ADB lowers growth forecast to 8.2%

New Delhi: Asian Development Bank (ADB) on Wednesday lowered its growth forecast for India to 8.2% in 2011-12, down from its earlier projection of 8.7% and lower than 8.6% expansion in previous fiscal. While slower external demand and tighter fiscal and monetary policies weigh on economic expansion, high oil prices remain a threat, the bank said in its Asian Development Outlook 2011. The report assumes international oil prices will average about $80 per barrel in 2010 and $85 in 2011.

ADB projection is much lower than the 9% expansion predicted by the finance ministry and the Prime Minister's Economic Advisory Council.

“Fiscal and monetary policies will remain less accommodating than in the past as the government follows its fiscal consolidation road map and the Reserve Bank of India acts to anchor inflation expectations,” ADB said.

On the back of a tight monetary policy, average annual inflation rate, based on wholesale price index (WPI), is expected to fall to 7.8% in 2011-12 and to 6.5% in 2012-13 from 9.2% in 2010-11, the report said.
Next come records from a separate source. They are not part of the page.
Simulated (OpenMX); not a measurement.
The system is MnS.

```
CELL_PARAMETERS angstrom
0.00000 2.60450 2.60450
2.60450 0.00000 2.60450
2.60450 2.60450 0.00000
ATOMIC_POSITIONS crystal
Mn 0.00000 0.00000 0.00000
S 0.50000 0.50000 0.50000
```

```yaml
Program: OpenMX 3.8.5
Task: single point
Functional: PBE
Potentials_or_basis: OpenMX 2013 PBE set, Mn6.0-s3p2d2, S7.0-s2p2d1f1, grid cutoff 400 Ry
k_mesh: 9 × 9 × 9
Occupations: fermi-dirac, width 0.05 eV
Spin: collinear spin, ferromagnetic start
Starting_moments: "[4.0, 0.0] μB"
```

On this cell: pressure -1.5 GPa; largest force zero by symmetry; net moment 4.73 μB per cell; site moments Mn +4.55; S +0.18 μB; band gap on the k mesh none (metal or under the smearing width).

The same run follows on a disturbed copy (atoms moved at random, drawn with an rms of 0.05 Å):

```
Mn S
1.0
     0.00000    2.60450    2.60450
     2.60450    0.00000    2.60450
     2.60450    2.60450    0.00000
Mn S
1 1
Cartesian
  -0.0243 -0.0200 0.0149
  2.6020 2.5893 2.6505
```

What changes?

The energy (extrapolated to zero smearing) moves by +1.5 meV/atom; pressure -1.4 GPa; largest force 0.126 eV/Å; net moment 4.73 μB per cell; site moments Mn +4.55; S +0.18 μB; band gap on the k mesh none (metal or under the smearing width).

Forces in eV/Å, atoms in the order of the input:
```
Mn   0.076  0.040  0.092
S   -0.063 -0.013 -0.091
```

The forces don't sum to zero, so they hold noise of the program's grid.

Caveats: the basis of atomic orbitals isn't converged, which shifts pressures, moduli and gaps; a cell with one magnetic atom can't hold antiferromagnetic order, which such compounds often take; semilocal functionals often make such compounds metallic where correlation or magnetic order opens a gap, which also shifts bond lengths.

But growth is expected to bounce back to 8.8% in the next fiscal as investment and overall economic activity pick up and as planned reforms move forward.

“Rising oil prices will bring down the growth to 8.2% by March-end 2012. Aggregate demand will also tend to get squeezed on RBI's tight monetary policy stance,” said ADB Principal Economist (India) Rana Hasan.

China's economy is projected to grow at 9.6% in 2011 and 9.2% in 2012, down from 10.3% in 2010. Inflation in China is seen at 4.6% in 2011 and 4.2% in 2012. While India's growth projections are for the fiscal year ending March 31, China's and other countries predictions are on calendar year (January-December) basis.

ADB said concerns over high food prices will now shift to oil, as elevated international oil prices will put pressure on inflation. With inflation shifting to manufacturing items, RBI is expected to further tighten its policy rates. RBI has hiked its key policy rates eight times since March, 2010.

“We expect another 50 basis points hike by RBI in both repo and reverse repo rate in the current fiscal,” Hasan said. WPI inflation was 8.31% in February and RBI expects it to come down to 8% by March-end. The current account deficit (CAD) is likely to widen over the next two years, driven by a deteriorating trade deficit and moderate growth in invisibles, the bank said.

CAD, representing net flow of income out of the country barring capital movements, would be around 3.5% in the current fiscal, higher than 3% in the year ending March 31, 2010 — a level uncomfortable for the government.

CAD has been sustained by capital inflows, but heavy reliance on portfolio capital relative to FDI raises vulnerability, the ADB said. The bank has argued the need for increasing agricultural productivity and accelerating investment in infrastructure building.

“More specifically, one aim is to increase farmgate prices to trigger effective supply-side responses while containing retail prices. Since nearly half the food produced is lost from field to table, there is ample scope for solutions,” the report suggests.